What are signs of grooming?
Adults who sexually abuse children usually appear to be incredibly trustworthy and unfortunately, you cannot tell by looking at someone if they would sexually abuse a child. Most adult perpetrators “groom” the child and family by gaining their trust. They spend time with the parents in order to gain access to their children. Most abuse occurs when the abuser has one-on-one time with the child.
These are all “red flag” behaviors and should cause you to pay special attention to this adult. Most importantly, trust your gut. If someone feels “off” or a situation seems strange, or too good to be true, it most likely is. Do not be afraid to take steps to protect your child and your family.
And if you were sexually abused by someone in your family, please do not allow your child to be vulnerable to that person. If you work with children, do not be afraid to report suspicious behavior by a co-worker to your supervisor. People who sexually abuse children rarely get caught and even more rarely, recover.
Pay attention to who has access to your children
You need to be very aware of who has access to your child, anyone who pays special attention to them or arranges one-on-one time with them. This is why it’s very important to have safety conversations with your children from an early age so they can tell when an adult breaks a family rule about safety.
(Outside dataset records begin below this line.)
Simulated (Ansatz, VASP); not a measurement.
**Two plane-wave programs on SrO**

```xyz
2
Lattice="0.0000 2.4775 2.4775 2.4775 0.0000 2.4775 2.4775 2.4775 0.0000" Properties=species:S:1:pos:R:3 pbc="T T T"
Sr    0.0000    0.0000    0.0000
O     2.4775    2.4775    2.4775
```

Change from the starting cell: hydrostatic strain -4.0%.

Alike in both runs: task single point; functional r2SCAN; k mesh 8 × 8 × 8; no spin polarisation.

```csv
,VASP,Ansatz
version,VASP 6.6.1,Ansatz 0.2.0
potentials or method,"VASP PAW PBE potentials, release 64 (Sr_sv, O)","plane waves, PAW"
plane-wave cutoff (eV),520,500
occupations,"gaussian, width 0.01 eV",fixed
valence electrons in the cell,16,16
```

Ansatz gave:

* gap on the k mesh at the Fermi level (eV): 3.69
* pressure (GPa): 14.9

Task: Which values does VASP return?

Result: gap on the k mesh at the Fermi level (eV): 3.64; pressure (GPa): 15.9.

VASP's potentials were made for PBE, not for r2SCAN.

Do children sexually abuse other children?
About 40% of the time, children are sexually abused by other children. This occurs for a variety of reasons such as: they have been sexually abused themselves, they have been exposed to pornography, have been neglected in some way, are confused about appropriate boundaries, and many other issues can be influential. It’s important to remember that a child who abuses another child needs help and is not inherently evil, wrong or bad.
How can I protect my child?
Talk openly about your family safety rules.
- Download the “Super 10 Rules for Safety” and review them with your kids.
- Trust your gut if someone seems dangerous.
- Trust your kid’s gut if they don’t like someone, even if it seems like it’s for “no reason.”
- Tell your children that “every adult and older kid knows it’s not okay ask a child to look at or touch their privates.”
- Talk to them openly about sexuality.
- Remind them that sex is not for kids – it’s for later in life! – and that every adult knows this.